50 Years of Lackluster Hovercars
Over at Wired News, my old haunt, fellow retrofuturist Gareth Brawyn (whose passions and interests run an eerie parallel to my own) has posted up a gorgeous photo essay about the history and present of the other technology that science has long promised but failed to deliver, at least to the technological extent promised: the hovercraft.
The introductory quote from Gareth's piece:
An artist friend of mine once said: "When I think about the future, all I wanna know is: When do we get to wear the tinfoil?" That statement perfectly encodes those kitschy, iconic images we have of the future, a world in which we dress like space people from bad '50s sci-fi, and travel through elevated cities on jetpacks or in flying or hovering cars. We're still waiting for the jetpacks and skycars, but, to paraphrase sci-fi author William Gibson, "the hovercraft is already here, it's just not evenly distributed yet." And it likely never will be.

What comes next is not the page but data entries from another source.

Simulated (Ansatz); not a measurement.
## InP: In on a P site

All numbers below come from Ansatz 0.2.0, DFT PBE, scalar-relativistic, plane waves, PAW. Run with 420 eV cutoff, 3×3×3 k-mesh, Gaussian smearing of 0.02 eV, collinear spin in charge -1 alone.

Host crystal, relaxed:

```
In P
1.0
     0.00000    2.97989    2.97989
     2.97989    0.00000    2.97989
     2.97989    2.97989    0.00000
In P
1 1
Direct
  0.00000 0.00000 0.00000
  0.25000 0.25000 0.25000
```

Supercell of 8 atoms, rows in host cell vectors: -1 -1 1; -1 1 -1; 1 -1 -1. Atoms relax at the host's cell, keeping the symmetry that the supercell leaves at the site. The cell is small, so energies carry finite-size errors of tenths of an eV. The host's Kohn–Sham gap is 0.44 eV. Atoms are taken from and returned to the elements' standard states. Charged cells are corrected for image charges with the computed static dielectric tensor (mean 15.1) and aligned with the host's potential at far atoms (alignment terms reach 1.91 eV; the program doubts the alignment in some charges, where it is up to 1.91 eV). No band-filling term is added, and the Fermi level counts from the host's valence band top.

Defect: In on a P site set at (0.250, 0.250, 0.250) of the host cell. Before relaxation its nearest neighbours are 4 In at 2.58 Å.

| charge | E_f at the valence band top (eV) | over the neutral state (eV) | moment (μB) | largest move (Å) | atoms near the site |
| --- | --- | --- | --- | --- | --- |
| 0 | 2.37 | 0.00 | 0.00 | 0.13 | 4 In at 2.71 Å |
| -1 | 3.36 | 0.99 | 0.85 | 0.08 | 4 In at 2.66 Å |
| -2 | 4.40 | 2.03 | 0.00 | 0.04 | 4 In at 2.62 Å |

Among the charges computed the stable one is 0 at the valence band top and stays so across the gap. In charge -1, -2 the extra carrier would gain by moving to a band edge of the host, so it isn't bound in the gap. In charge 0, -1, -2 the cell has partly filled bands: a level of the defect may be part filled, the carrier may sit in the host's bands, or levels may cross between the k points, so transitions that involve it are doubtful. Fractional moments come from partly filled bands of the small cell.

For a retrofuturist on the lower end of the doughy side like me, I'm not particularly eager to slather myself in a thin-cling film of tin foil. But the point is well taken. The hovercar has been given to us, but it hovers a wimpy 3 feet off the ground. And when I say I want a hovercraft, what I really mean is "I want a flying car." Though given most driver's muddle-headed ability to deal with traffic in a mere two spacial dimensions, I'm not quite sure how they'd cope with a third.